Think Before Acting – A godlike life requires discipline and unrelenting thoughtfulness
A Column from “A Modern Orthodox Life.”
by Emanuel Rackman
One of the major goals of education is to enhance the self-control of the students. There can be no enduring family society or nation unless individuals exercise some measure of restraint in that which they do or even say.
In Judaism this function of education is of paramount importance. Committed Jews are expected to control themselves in such matters as food and sex, their occupations and their speech, their resort to violence and war, even their thoughts virtually impossible for most of us.
Perhaps no aspect of Judaism has alienated more from the faith and its legal tradition than this self-control in one’s personal performance as a Jew. Yet, Orthodox Jews will not abandon their focus on the law. They are not always successful in inducing the control that the law mandates, and often self-control in one area does not necessarily make for self-control in others. But no one has yet suggested a better way.

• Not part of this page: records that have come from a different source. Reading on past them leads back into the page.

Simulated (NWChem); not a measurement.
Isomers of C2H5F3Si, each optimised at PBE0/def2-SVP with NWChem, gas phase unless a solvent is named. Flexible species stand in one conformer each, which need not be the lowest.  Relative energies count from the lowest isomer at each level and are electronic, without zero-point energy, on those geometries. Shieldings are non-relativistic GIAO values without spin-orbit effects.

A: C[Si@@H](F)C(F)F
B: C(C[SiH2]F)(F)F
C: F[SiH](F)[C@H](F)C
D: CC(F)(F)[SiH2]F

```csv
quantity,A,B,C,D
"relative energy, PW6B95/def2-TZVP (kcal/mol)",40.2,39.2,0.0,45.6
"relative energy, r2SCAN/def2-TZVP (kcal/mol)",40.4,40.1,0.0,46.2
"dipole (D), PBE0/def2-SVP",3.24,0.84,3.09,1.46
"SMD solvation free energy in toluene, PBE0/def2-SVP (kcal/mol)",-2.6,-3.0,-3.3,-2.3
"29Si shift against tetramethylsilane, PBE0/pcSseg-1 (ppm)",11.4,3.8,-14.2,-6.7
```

One celebrated author on traditional Judaism, Aron Barth, has suggested that what Jewish law forces a religiously observant Jew to do is always to ask before he acts is the act permissible or is it prohibited? Is the food he is about to eat a permitted food? Is the sexual urge one that he is allowed to gratify with the person in mind, and when and how? In short, impulsive action is to be replaced with disciplined, ofttimes inhibited behavior.
Leo Baeck was even more emphatic. He wrote that the real godlessness on the part of a human being is “thoughtlessness” to act without forethought. And thus a godlike life requires unrelenting thoughtfulness.
What a wonderful world this would be if we could count on all human beings to be in control of what they do or say in every situation confronting them.
One related item I found recently in Talmudic literature warrants celebration. At the beginning of a meal, one is expected to seize the bread on which the blessing (the Motzi) is about to be pronounced with all 10 fingers and then recite the well-known words. Why? This is to suggest to the one about to give thanks to God for the food before him that he must ponder whether or not he fulfilled the Ten commandments which the Torah requires of him before he partakes of God’s bounty. (Jerusalem Talmud Chatlah Chapter 1).
This point is made in the Jerusalem Talmud. There is a difference of opinion as to what these Ten commandments are. One version of the text lists Ten commandments that begin with the planting of the grain. Was the plough pulled by two animals that should not have been joined together? Did the seed contain a forbidden mixture? Did the farmer leave the required amount for the poor to harvest for themselves? Did the priests, Levites and poor get their share?
Another version finds all Ten commandments involved in the distribution to the needy that the owner must make. In any event, the point is simple and dear. You may not eat or pronounce a blessing if the food was produced in sin and the product was not duly shared with those whom the Torah has made partial beneficiaries of God’s goodness.
Is this not thoughtfulness to an extreme degree? Imagine how blessed mankind would be if every time one spent money on himself or his loved ones he would pause to ask simple questions.
Did I acquire the money lawfully? Did I hurt anyone in the process of acquiring it? Did the poor get the share to which they are entitled? Am I mindful of the waste of mother earth that the acquisition involves? Will I use the property without causing suffering to anyone?
Most people to whom I would make these suggestions probably would reply, “Stop it. You are making me as neurotic as you are. You are taking the joy out of life.”
Perhaps the law does go too far. Yet how wonderful is the message it conveys: Don’t utter God’s name when making a blessing if you have not made Him happy with what you are presently doing.
Now, I turn to Washington.
Messrs. Bush and Baker: How much advance thought do you give to what you are about to say before you say it? And how carefully do you control your pique with Israel when you act on matters involving Israel? And how much thought do you give to people for whose welfare you are responsible even if they may not have voted for you?
The one person for whom you do exercise restraint is Mr. Buchanan. Can it be his ideas and your ideas have so much in common?